For your team, the lesson is about credibility, not TikTok. The people who build and support your product carry knowledge no outside voice can fake. That is an asset you are probably not using.
Real trust takes a real process
Authentic does not mean loose. Jessica McCabe started "How to ADHD" just to keep her own notes straight, and it grew into a trusted resource for millions. The way she kept that trust matters: she works with researchers to make sure every video is evidence-based.
That is the part product leaders skip. They want the warm, human tone without the rigor underneath it. McCabe built a team and a research process precisely because the stakes were high and the audience was counting on her.
If you push your people to speak for the brand, give them the same scaffolding. Real expertise plus a check on accuracy is what earns repeat trust. Charm alone burns out fast.
Stop scoring yourself on the last launch
Austin Evans has been on YouTube for 17 years and went from solo creator to CEO. His biggest mindset shift: thinking beyond the performance of any single video. He stopped obsessing over subscriber counts and picked a metric that reflects a lasting relationship instead.
MeganPlays has run the same play for 13 years. Across every algorithm change, she keeps consistency as the core ingredient and uses analytics without letting the algorithm dictate every creative call. Data informs, it does not drive.
Swap "video" for "feature launch" and this is your roadmap problem. If your team lives and dies by one release, you optimize for spikes and lose the audience between them. Pick the metric that tracks the ongoing relationship, then protect it.
When the persona and the person split
Ned Fulmer's story is a warning worth reading closely. His "wife guy" brand was lucrative and brand-friendly, but he described it as a role that kept diverging from his sense of self. His on-screen performances started feeling hollow before everything came apart.
His rebrand rule now is blunt: keep your internal point of view and your public performance in stronger alignment. Make things because you actually believe in them, or, in his words, you're toast.

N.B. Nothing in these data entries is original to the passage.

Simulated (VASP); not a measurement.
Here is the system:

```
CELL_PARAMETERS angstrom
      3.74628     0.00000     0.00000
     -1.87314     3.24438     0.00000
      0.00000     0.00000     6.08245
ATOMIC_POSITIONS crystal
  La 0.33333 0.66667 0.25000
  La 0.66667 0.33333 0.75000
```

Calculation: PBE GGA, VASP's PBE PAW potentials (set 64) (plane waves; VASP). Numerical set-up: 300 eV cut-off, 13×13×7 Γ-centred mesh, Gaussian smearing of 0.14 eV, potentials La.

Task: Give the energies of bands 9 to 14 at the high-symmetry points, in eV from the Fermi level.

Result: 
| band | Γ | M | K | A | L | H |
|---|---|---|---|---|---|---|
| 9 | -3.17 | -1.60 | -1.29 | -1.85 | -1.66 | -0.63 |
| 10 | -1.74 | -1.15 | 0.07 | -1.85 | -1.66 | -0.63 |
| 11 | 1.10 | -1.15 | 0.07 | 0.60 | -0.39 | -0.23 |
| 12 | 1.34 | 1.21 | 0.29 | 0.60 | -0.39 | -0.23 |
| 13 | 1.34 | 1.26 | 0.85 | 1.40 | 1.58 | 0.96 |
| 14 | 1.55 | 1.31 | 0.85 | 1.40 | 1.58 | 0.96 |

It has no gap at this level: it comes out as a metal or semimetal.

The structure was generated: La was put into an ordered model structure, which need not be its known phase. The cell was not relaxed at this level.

Brands do this same split when the marketing promise runs way ahead of what the product delivers. The gap is where trust dies. If your public story and your real product are drifting apart, no amount of authentic-feeling content saves you.
The deep cut
The cheap read on Starbucks is "pay your staff to post." The useful read is that credibility now sits with people who do the actual work, and you can either build a real system around them or leave that value on the floor. Dell trained roughly 1,200 employee creators across 80-plus countries. Sprout Social grew its advocacy program from six people to about 100, and those employees drove nearly 30 percent of video impressions while making under 8 percent of the content.
So the move on Monday is not a content calendar. It is picking a handful of people on your team who genuinely know the product, giving them a light process and permission to speak, and measuring the relationship they build, not the views on any one post.
Three questions for your team
- Who on our team actually knows the product well enough to speak for it, and what is stopping them from doing it in public?
- Where is our marketing promise drifting ahead of what the product delivers, and who is watching that gap?
- What single metric would tell us we are building a lasting relationship with users, instead of chasing spikes off each launch?